A healthy, educated veteran is a better employee.

That message was at the heart of a meeting at the U.S. Chamber of Commerce in Washington, D.C., Friday, where leaders in government, healthcare, education, philanthropy, and corporate America met to discuss strategies that can help improve veterans' transitions out of the military. The event, hosted by the Dallas-based George W. Bush Institute, culminated a six-month long, cross-industry effort to address some of the biggest challenges.

"What we've seen and heard is a willingness across all those sectors to better partner, to better collaborate, to better measure and assess what's going on," Miguel Howe, director of the Bush Institute's Military Service Initiative and a retired Army colonel, said in an interview. "There is tremendous effort in this space, and so it's a matter of taking the successes of the past number of years, leveraging those achievements, identifying the gaps and taking on the opportunities to move it forward."

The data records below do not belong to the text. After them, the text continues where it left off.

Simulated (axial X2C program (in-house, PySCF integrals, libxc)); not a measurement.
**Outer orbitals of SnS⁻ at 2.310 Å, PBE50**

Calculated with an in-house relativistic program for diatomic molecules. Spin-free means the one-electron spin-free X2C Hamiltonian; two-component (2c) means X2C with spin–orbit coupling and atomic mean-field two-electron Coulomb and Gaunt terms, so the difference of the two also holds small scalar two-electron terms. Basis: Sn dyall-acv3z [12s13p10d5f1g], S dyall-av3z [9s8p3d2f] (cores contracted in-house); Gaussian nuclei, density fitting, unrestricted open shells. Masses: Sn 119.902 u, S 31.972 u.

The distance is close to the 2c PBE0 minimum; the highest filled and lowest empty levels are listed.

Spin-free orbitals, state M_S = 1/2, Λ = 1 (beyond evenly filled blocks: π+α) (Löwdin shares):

Participants heard from former President and first lady George W. and Laura Bush, as well as Veterans Affairs Secretary David Shulkin. University presidents, business leaders and veterans also spoke about an overall need for better awareness of the realities transitioning veterans and their families face.

President Bush gave the example of a hiring manager who isn't sure how a veteran's skills as a sniper translate to civilian life.

"A lot of corporate vice presidents would probably say to themselves, 'I don't think we need a sniper this year,'" Bush said, sparking laughter in the audience. "Hopefully what they'll say eventually is, 'This person is cool under fire. This person is willing to take on a tough assignment. This person is disciplined and well trained.'"

Bush also discussed the institute's new customizable online resource, VET Roadmap, to aid users through the service member-to-civilian transition. The institute has also launched a Warrior Wellness Alliance that helps address the "invisible wounds of war" and connects veterans with employment and educational opportunities once they've received treatment. 

"Transitioning out of the military was probably the hardest thing I've ever had to do," said Marine veteran Dan O'Hare, who now works for Bank of America Merrill Lynch. "I'm really glad this is happening and that people in this room are working on this problem. Not every veteran should have to go through what I had to go through to get a job and find happiness in life."

Goals for the meeting included establishing measurable objectives in veteran health, well-being, education and employment, as well as systems to share data and analysis across industries, said Howe.

He added later: "A convening that does not lead to action is — like we used to say in my old unit — a bit like a self-licking ice cream cone."